After a recent happy hour conversation in which my friend suggested that I check out some “cool furniture” down the street at Kirkland Museum of Fine & Decorative Art, I decided I would go for it, having no idea what to expect.  I traded in a few hours of my sunny Thursday morning and was more than pleasantly surprised at what I found.

I was greeted by friendly staff members and given a quick tour and overview of what was on display. The museum has three collections: a comprehensive collection of modernist decorative art, a survey of Colorado Modernism that represents more than 500 artists, and a retrospective of one of Colorado’s most important modernist painters of the 20th century, Vance Kirkland (1904-1981).  Spread over two floors, this unique collection holds more than 3,500 decorative art pieces on view as well as over 600 pieces of regional artwork.

Kirkland Museum interior displaying an art deco vignette in the salon atmosphere of the museum, featuring furniture by Donald Deskey, Paul Frankl, Jules Leleu (settee from the S.S. Normandie), Gilbert Rohde, KEM Weber, and Russel Wright. Painting by Vance Kirkland. 1959. Sculpture by Edgar Britton. Normandie vase by Edgar Brandt and George Bastard.

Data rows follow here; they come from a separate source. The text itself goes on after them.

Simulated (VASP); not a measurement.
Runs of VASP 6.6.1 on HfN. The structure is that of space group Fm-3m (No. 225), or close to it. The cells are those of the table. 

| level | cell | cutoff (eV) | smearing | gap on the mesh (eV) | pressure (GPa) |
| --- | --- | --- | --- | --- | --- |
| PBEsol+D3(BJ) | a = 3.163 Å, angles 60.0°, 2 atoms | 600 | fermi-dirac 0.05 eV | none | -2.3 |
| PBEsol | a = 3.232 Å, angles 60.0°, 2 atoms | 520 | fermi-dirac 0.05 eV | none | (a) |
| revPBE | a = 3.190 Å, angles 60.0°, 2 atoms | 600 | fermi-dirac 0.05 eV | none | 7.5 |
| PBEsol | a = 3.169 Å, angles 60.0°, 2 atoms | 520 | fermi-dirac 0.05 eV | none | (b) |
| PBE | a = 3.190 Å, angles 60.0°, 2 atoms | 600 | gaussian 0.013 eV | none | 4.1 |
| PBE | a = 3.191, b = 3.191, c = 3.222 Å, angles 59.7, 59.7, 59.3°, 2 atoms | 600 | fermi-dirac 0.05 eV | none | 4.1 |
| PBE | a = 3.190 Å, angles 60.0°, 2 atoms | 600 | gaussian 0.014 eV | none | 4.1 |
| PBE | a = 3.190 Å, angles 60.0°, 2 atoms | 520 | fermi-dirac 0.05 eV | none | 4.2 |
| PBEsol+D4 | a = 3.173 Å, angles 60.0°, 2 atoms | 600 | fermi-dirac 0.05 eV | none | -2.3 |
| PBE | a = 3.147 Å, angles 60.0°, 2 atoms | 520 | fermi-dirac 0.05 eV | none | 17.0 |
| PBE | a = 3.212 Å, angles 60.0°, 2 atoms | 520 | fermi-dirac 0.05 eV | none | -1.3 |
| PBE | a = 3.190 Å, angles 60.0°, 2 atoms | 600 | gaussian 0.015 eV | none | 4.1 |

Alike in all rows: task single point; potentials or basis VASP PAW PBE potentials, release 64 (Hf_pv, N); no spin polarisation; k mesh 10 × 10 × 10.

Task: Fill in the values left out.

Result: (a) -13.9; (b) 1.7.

The salon-style set up of the museum successfully draws in the viewer by mixing paintings and sculptures with decorative art.  Immediately I had a sense of being inside somebody’s fancy home who collected artwork from all around the world.  Ranging from telephones and lamps from Italy to teacups from

English Tea Cups from the 1920s-1930s

England, the museum displayed a wide range of funky, modern pieces.  This incredible collection was cleverly laid out to mimic different living rooms with couches, coffee tables, radios and typewriters.  The experience was so intimate, I envisioned myself sitting on Frank Lloyd Wright’s table (on display) discussing the paintings and sculptures of William Joseph (also on display) while eating caviar served on trays from Italy.  Sorry, caviar was not on display.


The coolest thing about the museum was that the back section was actually Vance Kirkland’s old studio.  Kirkland, who founded the School of Art at the University of Denver, used the building as an art school as well as his own art studio.  He stated, “If I’m going to eat off of something, drink out of something, or sit in something, it is going to be great design.”  It was Founding Director and Curator Hugh Grant’s brilliant idea to transform Kirkland’s estate into a museum and he continues to add and diversify the collection.  (Only 10 percent of the collection originally belonged to Kirkland)


The Energy of Explosions Twenty-Four Billion Years B.C., 1978, by Vance Kirkland, oil paint and water on linen, 65 x 55 inches, Collection of Kirkland Museum of Fine & Decorative Art, Denver.

Kirkland’s early pieces consisted mainly of watercolor paintings, but later evolved into more abstract paintings using oil and water.  In his late career, Kirkland made a series of Dot Paintings, which are exactly what they sound like (paintings made out of dots).  The first one that caught my eye was named “The Energy of Explosions 24 Billion Years B.C.”  I wondered how he could make such a large, precise painting.

The answer: skateboards and straps.  Kirkland actually laid across straps suspended from the ceiling, a little more than a foot above the painting.  He put a skateboard under the painting so he could move it back and forth.  Kirkland said that this was the closest he will ever come to being an astronaut.  Not only did he describe himself as a “drinking Buddhist” but also as a synesthetic.  This means that he actually interpreted sound as color, and would derive his color schemes from famous composers such as Mahler and Prokofiev.  Wish you got to hang out with him?  Me too.


The display downstairs was just as visually stimulating as the upstairs.  It included everything from architect Eero Saarinen’s furniture to a vintage JVC Videosphere Sputnik Space Helmet TV (just as cool and weird as it sounds).  My favorite part was the “Souper Dress,” an Andy Warhol inspired paper dress made out of Campbell Soup prints.  Worth only $1.25 back in the ‘60s, this dress was intended to be worn only once or twice before being tossed out.  (Personally, I think that all clothes should be made this way to save from the hassle and time spent on washing and drying.)

The Souper Dress, a disposable dress made of paper, inspired by Andy Warhol in the 1960s.


I was even able to catch some sun since the collection continued outside with even more sculptures.  In front of Kirkland’s mural titled “Mysteries in My Nebulous Garden” were three metal sculptures of a flute player, saxophonist and string instrumentalist by Bob Ragland.


I lost track of time as I felt like Ariel from “The Little Mermaid” swimming around her treasure cove full of gadgets and gizmos.  Whether you are an art junkie, 20th century collector, pop art admirer or just want to see some cool stuff, I highly recommend going to the Kirkland Museum.  Children under 13 are not admitted due to the fragile nature of the collection so remember to leave the young ones home.


On Saturday, Nov. 3rd, 2012, Kirkland Museum will be participating in Night at the Museums for Denver Arts Week, and admission will be free for the public from 5 to 10 p.m.  This just so happens to be the same day as Vance Kirkland’s birthday, so come help celebrate his life and artwork!